Facebook security chief Alex Stamos quits, joins Stanford 'Information Warfare' group

Facebook's longtime Chief Security Officer Alex Stamos is quitting, as announced earlier this year. The company seems to think it doesn't need a new CSO, despite having just acknowledged Tuesday it is the subject of ongoing, sustained, coordinated information warfare attacks just ahead of the 2018 midterm elections.

Remember the reason Stamos clashed with higher-ups in the first place, and announced plans to depart: he spoke out strongly against the Russian infowar attacks.

As Cory Doctorow wrote, Stamos is “a human warrant-canary for the Trump era.” The threats Facebook faces are very real.

His last day at Facebook is scheduled for August 17th. His new job: "Starting in September, I will join Stanford University full-time as a teacher and researcher…as an Adjunct Professor at the Freeman-Spogli Institute for International Studies."

At Stanford, he will join an 'Information Warfare' faculty working group, and study the role of security and technology in society.

Just yesterday, Stamos was 'front and center' as Facebook disclosed that it had identified and killed dozens of accounts it associated with a coordinated political influence campaign ahead of the November midterm elections.

Facebook does not plan to appoint a successor for chief security officer.

“We expect to be judged on what we do to protect people's security, not whether we have someone with a certain title.”

Uh… Okay.

From the New York Times:

Mr. Stamos’ departure is part of several executive exits from the social network, which has been hit by scandals including Russian meddling on the platform in the 2016 presidential election and misuse of people’s data. The Times reported that Mr. Stamos was leaving Facebook after he had advocated the company to disclose more about Russian election interference last year but was met with resistance.

Mr. Stamos said in the interview that his last day at Facebook would be Aug. 17. At Stanford, he said, he planned to study the upcoming midterms and the role of technology, as well as election security more broadly and the topic of disinformation. He said he would also look at subjects as basic as passwords and try to reimagine how they could be made more secure.

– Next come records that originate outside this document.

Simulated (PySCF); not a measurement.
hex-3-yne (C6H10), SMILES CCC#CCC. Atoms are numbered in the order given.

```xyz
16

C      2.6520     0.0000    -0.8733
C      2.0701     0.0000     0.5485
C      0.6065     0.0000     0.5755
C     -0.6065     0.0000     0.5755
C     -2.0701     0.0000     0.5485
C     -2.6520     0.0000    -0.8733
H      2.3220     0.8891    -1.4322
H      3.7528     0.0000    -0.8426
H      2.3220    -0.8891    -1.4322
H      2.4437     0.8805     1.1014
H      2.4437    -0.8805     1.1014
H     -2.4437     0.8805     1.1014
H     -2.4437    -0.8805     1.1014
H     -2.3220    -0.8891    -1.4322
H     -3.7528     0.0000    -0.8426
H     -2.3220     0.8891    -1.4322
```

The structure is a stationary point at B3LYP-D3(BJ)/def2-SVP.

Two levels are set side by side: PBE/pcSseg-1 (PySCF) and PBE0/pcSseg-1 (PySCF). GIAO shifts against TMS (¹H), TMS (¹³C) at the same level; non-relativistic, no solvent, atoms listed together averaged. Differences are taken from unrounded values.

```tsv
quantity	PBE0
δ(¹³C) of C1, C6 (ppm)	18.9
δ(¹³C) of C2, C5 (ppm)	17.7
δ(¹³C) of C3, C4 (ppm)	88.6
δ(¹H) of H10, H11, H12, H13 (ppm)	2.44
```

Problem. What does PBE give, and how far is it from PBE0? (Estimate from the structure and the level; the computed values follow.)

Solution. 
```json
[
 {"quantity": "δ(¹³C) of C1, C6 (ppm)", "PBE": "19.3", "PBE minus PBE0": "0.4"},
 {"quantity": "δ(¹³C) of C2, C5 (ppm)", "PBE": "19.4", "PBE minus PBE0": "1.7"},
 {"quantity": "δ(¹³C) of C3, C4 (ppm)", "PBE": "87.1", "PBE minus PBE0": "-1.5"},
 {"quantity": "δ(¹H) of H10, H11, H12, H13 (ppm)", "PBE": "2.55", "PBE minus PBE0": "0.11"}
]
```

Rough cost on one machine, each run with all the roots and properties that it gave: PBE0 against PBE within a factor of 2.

Mr. Stamos also said Information Warfare was a new working group at Stanford with about 14 faculty members across academic disciplines. The group, which will begin meeting this fall, plans to research information warfare tactics and to develop countermeasures. Mr. Stamos said he planned to teach a class for law and policy students on how hackers attack, with the goal of familiarizing future policymakers with common hacking techniques.